A nice question.
The answer to (1) is No. You have a global field over the constant field $\Bbb F_p$, and I’ll call it $K$ instead of $F$ if you don’t mind. In adjoining a (the) root of the inseparable polynomial $f(Y)=Y^p-a$, you are adjoining the $p$-th root of $a$, and your field is a (pure) inseparable extension of degree $p$, and thus is $K^{1/p}$. In asking whether an element of any completion of $K$ could be a (the) root of $f$, you are asking whether $a$ itself is a $p$-th power in any completion of $K$. In other words, you are asking whether, in a completion $K_{\mathcal P}$, $a$ can possibly be a $p$-th power, in other words an element of $(K_{\mathcal P})^p$.
We may as well agree what a field $K_{\mathcal P}$ looks like: it’ll be Laurent series in a uniformizer $t$, but with coefficients from the
residue field of $\mathcal P$, necessarily a finite extension of $\Bbb F_p$, and so some finite field $\kappa$. Of course $t$ may be taken to be an element of $K$. Now consider the two inseparable extensions $K\supset K^p$ and $K_{\mathcal P}\supset(K_{\mathcal P})^p$, both of degree $p$. For the latter extension, $\{1,t,t^2,\cdots,t^{p-1}\}$ is
certainly a good basis, and indeed it’s a good basis for $K$ over $K^p$ as well, since $t\notin K^p$. Since $a\notin K^p$, when we express it as a linear combination of the basis elements $t^i$ with coefficients in $K^p$, say $$a=\sum_{i=0}^{p-1}\alpha_it^i\,,$$
at least one of the $\alpha_i$ with $1\le i<p$ must be nonzero (otherwise we would have $a\in K^p$).
Now, just as $K_{\mathcal P}=\kappa((t))$, so $(K_{\mathcal P})^p=\kappa((t^p))$, using perfectness of $\kappa$. The $\alpha_i$ from above are also in $(K_{\mathcal P})^p$, so that my displayed equation above can also be read as a statement in the local fields. But notice that $\alpha_it^i$ is a series in which all terms are of degree $\equiv i\pmod p$, because $\alpha_i\in\kappa((t^p))$ and its series has all terms of degree $\equiv0\pmod p$. Conclusion? Since some $\alpha_i$ with $1\le i<p$ is nonzero, the $t$-series for $a$ is not a $p$-th power. That answers your first question negatively.
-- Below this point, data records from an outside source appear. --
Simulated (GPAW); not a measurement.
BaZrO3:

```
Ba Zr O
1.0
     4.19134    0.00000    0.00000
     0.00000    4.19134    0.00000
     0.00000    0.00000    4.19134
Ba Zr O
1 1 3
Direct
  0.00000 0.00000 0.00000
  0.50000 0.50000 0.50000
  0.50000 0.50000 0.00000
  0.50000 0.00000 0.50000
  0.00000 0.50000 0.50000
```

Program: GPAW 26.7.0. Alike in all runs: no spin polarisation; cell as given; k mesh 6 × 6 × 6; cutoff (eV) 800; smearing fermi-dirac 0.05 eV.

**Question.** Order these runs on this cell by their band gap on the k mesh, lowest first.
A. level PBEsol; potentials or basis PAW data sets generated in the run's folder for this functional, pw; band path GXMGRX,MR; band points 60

For your second question, I’m not sure I can give a satisfactory answer. It seems to me that, depending on $a$, you may have elements of at least one completion very close to $a^{1/p}$, simply because you may have elements of $K$ very close to $a^{1/p}$. Indeed, suppose that $K=\Bbb F_p(t)$, and use the $t$-adic valuation. In case $a=1+t^N$ for $N$ a large integer prime to $p$. Then at that particular valuation, $v_t\bigl((1+t^N)-1\bigr)=N$ and $v_t\bigl((1+t^N)^{1/p}-1\bigr)=N/p$, which may be as big as you like.
I hope this was of some help.